SEATTLE — In recent years, distribution of funds from the Overseas Private Investment Corporation (OPIC) has fallen under scrutiny for sending money to wealthier nations while largely neglecting the world’s poor. After taking a closer look at the OPIC spending report, Jared Kalow and Ben Leo of the Center for Global Development (CGD) noticed alarming investment patterns between 2002 and 2014.
Upon release of OPIC’s 2015 report, however, the pair discovered that investment in low-income nations rose significantly last year. The trend is both necessary and encouraging.
This increase in funding to low-income and lower-middle-income countries comes after a period of massive decline. While examining OPIC’s investment portfolio, Kalow and Leo were discouraged to see that in 2013 and 2014, the corporation focused nearly one-quarter of its commitments on high-income nations.
A high-income country is any country in which the gross domestic product (GDP) per capita is at least $12,746. For comparison, the maximum GDP per capita for low-income countries is $1,025.
Between 2002 and 2014, commitments to aid programs in low-income nations declined fairly rapidly according to calculations by the CGD. In 2002, a staggering 75 percent of OPIC spending went to projects in low-income countries, while just 1.3 percent was used as such in 2014.
Over the course of that 12-year period, there were two exceptions. In 2009, OPIC committed $150 million to a power generation project in Togo. Two years later in 2011, the corporation dedicated $400 million to two renewable energy projects in Kenya and Liberia.
Aside from those expenditures, investment in lower-income countries was lacking. At its lowest point, OPIC dedicated less than five percent of its investments to the world’s poorest nations. The pattern persisted for two years between 2012 and 2014.
That is not to say that OPIC’s investments during that period were not valuable. In 2014, for example, it helped aid agencies make great strides in the realm of renewable energy with a $1.2 billion commitment.
That being said, two of their key projects that year were centered in Brazil and Poland, which are upper-middle-income and high-income nations, respectively.
Because of extensive investment in energy projects in Kenya, Pakistan and Ghana in 2015, the new trajectory of OPIC spending works in favor of low-income and lower-middle-income countries.
OPIC made a total commitment of $4.4 billion in 2015, $1.83 billion of which went to projects in sub-Saharan Africa. This level of financial commitment is significant. New research by the Overseas Development Institute (ODI) suggests that 90 percent of all impoverished children will be isolated to sub-Saharan regions by 2030.
As stated in the 2015 report, “OPIC was created on the understanding that the resources needed to address major world challenges far exceed the resources of the public sector, and that private businesses and investors have an essential role to play.”
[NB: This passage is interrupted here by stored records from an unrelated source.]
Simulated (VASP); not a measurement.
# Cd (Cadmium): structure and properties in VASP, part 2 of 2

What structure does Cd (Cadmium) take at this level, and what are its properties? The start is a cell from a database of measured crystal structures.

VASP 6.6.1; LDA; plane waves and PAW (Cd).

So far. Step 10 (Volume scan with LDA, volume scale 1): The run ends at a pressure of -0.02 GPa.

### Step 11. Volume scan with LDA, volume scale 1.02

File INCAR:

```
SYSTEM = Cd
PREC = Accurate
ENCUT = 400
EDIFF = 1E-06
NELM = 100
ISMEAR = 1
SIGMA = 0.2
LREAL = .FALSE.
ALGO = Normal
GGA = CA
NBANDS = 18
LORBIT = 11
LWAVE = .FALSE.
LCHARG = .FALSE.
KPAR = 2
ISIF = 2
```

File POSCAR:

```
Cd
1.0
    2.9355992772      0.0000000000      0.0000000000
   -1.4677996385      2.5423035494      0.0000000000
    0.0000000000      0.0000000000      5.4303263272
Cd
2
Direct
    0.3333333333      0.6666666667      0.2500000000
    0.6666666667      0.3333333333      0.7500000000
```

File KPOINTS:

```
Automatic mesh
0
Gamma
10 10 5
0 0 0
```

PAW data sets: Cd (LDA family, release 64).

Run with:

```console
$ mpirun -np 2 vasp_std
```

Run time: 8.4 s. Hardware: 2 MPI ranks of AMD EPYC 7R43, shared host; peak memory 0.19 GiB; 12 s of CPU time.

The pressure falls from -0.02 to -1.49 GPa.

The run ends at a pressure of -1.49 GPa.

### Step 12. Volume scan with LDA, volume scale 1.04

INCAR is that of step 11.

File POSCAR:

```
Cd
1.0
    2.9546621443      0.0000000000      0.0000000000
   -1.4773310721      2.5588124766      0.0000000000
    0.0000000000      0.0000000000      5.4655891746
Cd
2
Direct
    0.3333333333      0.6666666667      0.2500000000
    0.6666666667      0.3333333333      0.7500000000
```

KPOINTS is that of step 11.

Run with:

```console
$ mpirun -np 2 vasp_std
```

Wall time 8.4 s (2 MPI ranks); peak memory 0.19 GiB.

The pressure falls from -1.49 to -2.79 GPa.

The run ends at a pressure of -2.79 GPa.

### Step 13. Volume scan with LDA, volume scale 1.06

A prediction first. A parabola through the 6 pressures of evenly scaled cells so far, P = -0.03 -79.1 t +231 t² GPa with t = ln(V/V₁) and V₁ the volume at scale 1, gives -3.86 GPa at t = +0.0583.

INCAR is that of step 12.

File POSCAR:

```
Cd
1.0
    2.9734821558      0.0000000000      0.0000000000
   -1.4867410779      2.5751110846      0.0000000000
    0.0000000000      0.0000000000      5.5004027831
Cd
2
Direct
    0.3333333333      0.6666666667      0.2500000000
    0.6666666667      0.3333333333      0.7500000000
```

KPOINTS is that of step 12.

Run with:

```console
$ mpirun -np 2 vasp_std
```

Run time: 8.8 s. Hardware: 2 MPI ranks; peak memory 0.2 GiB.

Although there is much work to be done, OPIC took a huge step in the right direction by prioritizing the world’s poor last year.
Just two years ago, 25 percent of OPIC spending went to high-income countries. In 2015, 47 percent of its investments went to what is arguably the most at-risk region on Earth in terms of poverty. Not only does the corporation understand its role, but it has begun to play it.